“As you know, we took the step to suspend several of the largest exercises as a good-faith measure coming out of the Singapore summit,” he told reporters at the Pentagon. “We have no plans at this time to suspend any more exercises.”
The next military exercise with South Korea had been set for next spring, though the status of that operation, codenamed Foal Eagle, is uncertain since the US had announced shortly after the June 12 summit that all exercises had been canceled indefinitely. On Tuesday, Mattis declined to say whether Foal Eagle or any of the other previously set exercises were being rescheduled, and referred questions to the State Department, which is handling negotiations with North Korea. The State Department did not respond immediately to a request for comment.

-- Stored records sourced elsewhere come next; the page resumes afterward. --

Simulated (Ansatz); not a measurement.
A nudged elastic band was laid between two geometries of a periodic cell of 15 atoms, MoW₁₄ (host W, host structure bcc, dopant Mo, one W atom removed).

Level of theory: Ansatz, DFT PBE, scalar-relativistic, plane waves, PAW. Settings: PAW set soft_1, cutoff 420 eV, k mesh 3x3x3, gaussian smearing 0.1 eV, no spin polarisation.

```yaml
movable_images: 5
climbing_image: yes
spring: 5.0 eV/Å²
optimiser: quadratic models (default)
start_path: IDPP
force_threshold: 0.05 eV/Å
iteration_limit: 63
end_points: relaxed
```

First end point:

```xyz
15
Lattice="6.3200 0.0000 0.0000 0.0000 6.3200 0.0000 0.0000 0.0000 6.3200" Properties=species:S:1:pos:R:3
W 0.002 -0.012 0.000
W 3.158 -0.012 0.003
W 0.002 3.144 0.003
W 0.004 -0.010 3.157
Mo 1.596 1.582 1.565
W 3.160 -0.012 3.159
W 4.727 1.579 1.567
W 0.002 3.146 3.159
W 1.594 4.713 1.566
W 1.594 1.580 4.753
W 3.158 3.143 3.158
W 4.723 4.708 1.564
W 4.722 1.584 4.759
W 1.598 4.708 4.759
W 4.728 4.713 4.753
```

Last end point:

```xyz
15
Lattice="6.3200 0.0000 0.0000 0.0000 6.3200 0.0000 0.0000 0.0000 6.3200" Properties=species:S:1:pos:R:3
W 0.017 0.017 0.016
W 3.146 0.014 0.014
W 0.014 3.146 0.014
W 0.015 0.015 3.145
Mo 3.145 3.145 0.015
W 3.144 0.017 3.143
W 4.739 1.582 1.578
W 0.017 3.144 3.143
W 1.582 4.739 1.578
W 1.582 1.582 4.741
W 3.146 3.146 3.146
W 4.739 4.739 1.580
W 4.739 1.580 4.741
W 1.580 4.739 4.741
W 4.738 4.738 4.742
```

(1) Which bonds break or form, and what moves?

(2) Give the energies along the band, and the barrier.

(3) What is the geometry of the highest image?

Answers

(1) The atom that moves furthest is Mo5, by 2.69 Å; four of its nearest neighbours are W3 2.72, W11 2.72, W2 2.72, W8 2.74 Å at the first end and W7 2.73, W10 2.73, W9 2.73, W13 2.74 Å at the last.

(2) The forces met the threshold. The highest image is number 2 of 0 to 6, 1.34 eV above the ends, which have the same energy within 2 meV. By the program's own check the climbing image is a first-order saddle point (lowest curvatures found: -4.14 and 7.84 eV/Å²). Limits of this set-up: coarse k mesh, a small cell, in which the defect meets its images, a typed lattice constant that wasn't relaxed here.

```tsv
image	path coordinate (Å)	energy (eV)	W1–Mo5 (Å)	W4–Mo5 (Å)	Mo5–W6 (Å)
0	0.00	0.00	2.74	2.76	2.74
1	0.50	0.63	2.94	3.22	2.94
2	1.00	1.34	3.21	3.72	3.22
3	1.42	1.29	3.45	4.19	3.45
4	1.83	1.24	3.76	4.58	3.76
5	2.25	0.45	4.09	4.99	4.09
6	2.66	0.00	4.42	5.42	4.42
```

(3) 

Trump announced that the US would halt the “very expensive” annual military exercises with North Korea after his June 12 meeting with Kim Jong Un. He even adopted North Korea’s description of the exercises as “very provocative.”
“Under the circumstances that we’re negotiating … I think it’s inappropriate to be having war games,” Trump said, in a concession that reportedly blindsided many US allies as well as some in his own military.
The Pentagon formally announced that the US had “indefinitely suspended” the long-planned military exercises in South Korea on June 22, including Ulchi Freedom Guardian and two others that were scheduled to take place over the summer. The annual exercises are seen as the focal point of the “ironclad” US-South Korea alliance to defend against North Korean aggression.
Further decisions would depend on North Korea “continuing to have productive negotiations in good faith,” the Pentagon said at the time.
Asked on Tuesday whether the decision to resume war game operations suggested that North Korea was “acting in bad faith,” Mattis hedged, countering “not at all, but we did what we did at the time for that purpose.”
He refused to answer whether turning the military exercises “back on” would be seen as a provocation given the president’s characterization.
“We’re not turning them back (…) on. They’ve never been turned off,” Mattis said, explaining that only specific exercises had been suspended. “We are going to see how the negotiations go, and then we’ll calculate the future, how we go forward.”
It was not immediately clear what this would mean in practice, and the Pentagon did not respond to BuzzFeed News’ request for further details.
The US military opening the door to resuming the massive military exercises is the latest in a series of decisions by the Trump administration in recent weeks indicating that little progress has been made since the summit, which the president prematurely touted as a “tremendous success.”
“It will be a total denuclearization, which is already starting taking place,” Trump said at a cabinet meeting on June 21, adding that it was beginning “immediately” — contradicting Mattis, who was sitting next to him at the same table.
Last week, just a day after Secretary of State Mike Pompeo announced a new special representative to take charge of negotiations with Kim’s regime and said they would both be traveling to North Korea, Trump canceled the visit in a tweet.
“I have asked Secretary of State Mike Pompeo not to go to North Korea, at this time, because I feel we are not making sufficient progress with respect to the denuclearization of the Korean Peninsula,” the president said in a series of tweets.
It seemed to be a reversal of Trump’s high-spirited declaration after the summit in June that “there is no longer a nuclear threat from North Korea.”
Asked whether he agreed with the president’s assessment on Tuesday, Mattis did not answer directly.
“You’re asking for a straightforward answer on a complex subject,” he said. “The bottom line is, there was progress made. The whole world saw that progress when the two leaders sat down. We also knew very clearly this was going to be a long and challenging effort to negotiate this away.”
He deferred all questions on the status of North Korea’s denuclearization to Pompeo, saying the Pentagon was only playing a “supporting role.”